Monday, November 03, 2008

York: a Lament for the York in modern defining of the global the Anglican Communion.

A Cry for the Beloved Country in the neglect of York as the See of the North (known initially by the Romans as Eboracum) from Peter Toon, Yorkshireman

The Church of England has two provinces, one in the south of the country, centered on Canterbury, and one in the north-east of the country, centered on York. Each of these cities has an archbishop named after the cities. The Archbishop of Canterbury is known historically as the Primate of all England, and the Archbishop of York is known historically as the Primate of England. The slight difference in title points to the fact that Canterbury is first in order and authority of the hierarchy in the Church of England. This explains why he has a residence in London, Lambeth Palace, within easy distance of the Houses of Parliament (where he is a member of the House of Lords) and royal palaces (where the monarch is often in residence).

In terms of the worldwide Church, the Archbishop of Canterbury has always had the lead role in the fellowship of international Churches known now as the Global Anglican Communion of Churches. In the last forty years he has increasingly been known as “the first instrument of unity” (where “instrument” means “a person who is made use of” for a specific purpose). Further, the See (meaning “the place in which a cathedral church stands”) of Canterbury has been consistently referred to within Global Communion-talk as though this See is the only See in the mother Church of the Communion, the ecclesia anglicana. But it is not! Perhaps you remember name the place where the man whom we now call “Constantine the Great” began his journey to Rome in the early fourth century. It was York and here is also, as we noted above, is one of the two Sees of the Church of England.

But is there any way that the See and province of York is specifically or distinctly associated with the very definition of the Global Anglican Communion of Churches? That is, other than being a half of the Church of England, which as a whole entity is obviously in that Communion as the Mother Church? Yes there is!

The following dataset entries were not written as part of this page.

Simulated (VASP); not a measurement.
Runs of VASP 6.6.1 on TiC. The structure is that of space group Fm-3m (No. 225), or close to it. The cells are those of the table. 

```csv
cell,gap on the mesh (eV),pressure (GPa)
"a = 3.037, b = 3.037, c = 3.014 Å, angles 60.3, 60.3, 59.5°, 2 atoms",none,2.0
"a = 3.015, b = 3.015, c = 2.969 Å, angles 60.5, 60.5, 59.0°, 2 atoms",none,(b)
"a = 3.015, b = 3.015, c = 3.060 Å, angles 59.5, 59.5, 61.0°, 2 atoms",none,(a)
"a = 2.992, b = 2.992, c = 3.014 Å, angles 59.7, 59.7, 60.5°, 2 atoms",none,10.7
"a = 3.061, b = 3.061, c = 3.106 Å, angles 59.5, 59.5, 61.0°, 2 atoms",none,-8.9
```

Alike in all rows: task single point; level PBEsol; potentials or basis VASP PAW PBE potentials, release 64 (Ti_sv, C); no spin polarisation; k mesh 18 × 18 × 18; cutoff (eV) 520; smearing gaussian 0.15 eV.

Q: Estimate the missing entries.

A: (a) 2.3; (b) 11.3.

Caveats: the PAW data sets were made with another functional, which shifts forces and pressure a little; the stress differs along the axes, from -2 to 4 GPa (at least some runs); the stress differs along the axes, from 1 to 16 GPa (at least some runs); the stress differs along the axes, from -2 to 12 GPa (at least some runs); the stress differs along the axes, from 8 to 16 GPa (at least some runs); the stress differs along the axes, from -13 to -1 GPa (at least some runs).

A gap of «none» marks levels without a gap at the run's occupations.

For the answer we turn to The Revised Catechism (1962) a revision of the Catechism in The Book of Common Prayer of the Church of England. It is important to note that this Catechism was published before the beginnings of the move to new modern liturgy, to so-called contemporary language for language, and to the expansion of the Anglican Family of Churches in the 1970s and following. It belongs to the pre-modern reality of the ecclesia anglicana. Further, it was composed by a Commission set up by both Archbishops, and it was authorized in January 1962 for seven years use by the Convocations of Canterbury and York (who met together as a governing body before the arrival of the Synod of the Church of England a little later).

Obviously there is nothing in the original Catechism of 1662 about the Anglican Communion for it did not exist; and it is not mentioned in revived Catechisms of Canada and other provinces; however, in that of England and Wales 1962 it it was a topic about which those being confirmed ought to be informed. Thus there is this basic question followed by a revealing answer:

“What is the Anglican Communion?

“The Anglican Communion is a family of Churches within the universal Church of Christ, maintaining apostolic doctrine and order and in full communion with one another and with the Sees of Canterbury and York.”

Not surprisingly a Commission representing the province of York as well as Canterbury would and should include “in full communion with the See of York.” And the Church of England, let us not forget, is one Church with two provinces, and both are provinces in the full ecclesial and theological meaning of the word “province.”

Regrettably after the revolutionary 1960s and early 1970s, in which the Anglican Way changed much, especially in the West, “full communion with York” got apparently forgotten, and the new entrants into the global Anglican Communion, usually from the previous British colonies, were not told about it. They simply learned that the Archbishop of Canterbury is the primary instrument (an odd word for most of them) of unity. And this they accepted seemingly without much question until the new question of the new millennium arose with vengeance—which is a story that has often been told recently and need not be repeated here.

I have one more thing to say about Yorkshire..

As one who was born near the city of York, and who was ordained deacon and priest in the province of York, I protest about the demise of York from the Anglican Communion pedigree! I dream of what could be achieved if from the 1970s York could have been designated the Secondary Instrument of Union of the Anglican Communion, with special responsibility for convening and chairing the Primates’ Meeting on a regular basis!


The Revd Dr Peter Toon October 11, 2008.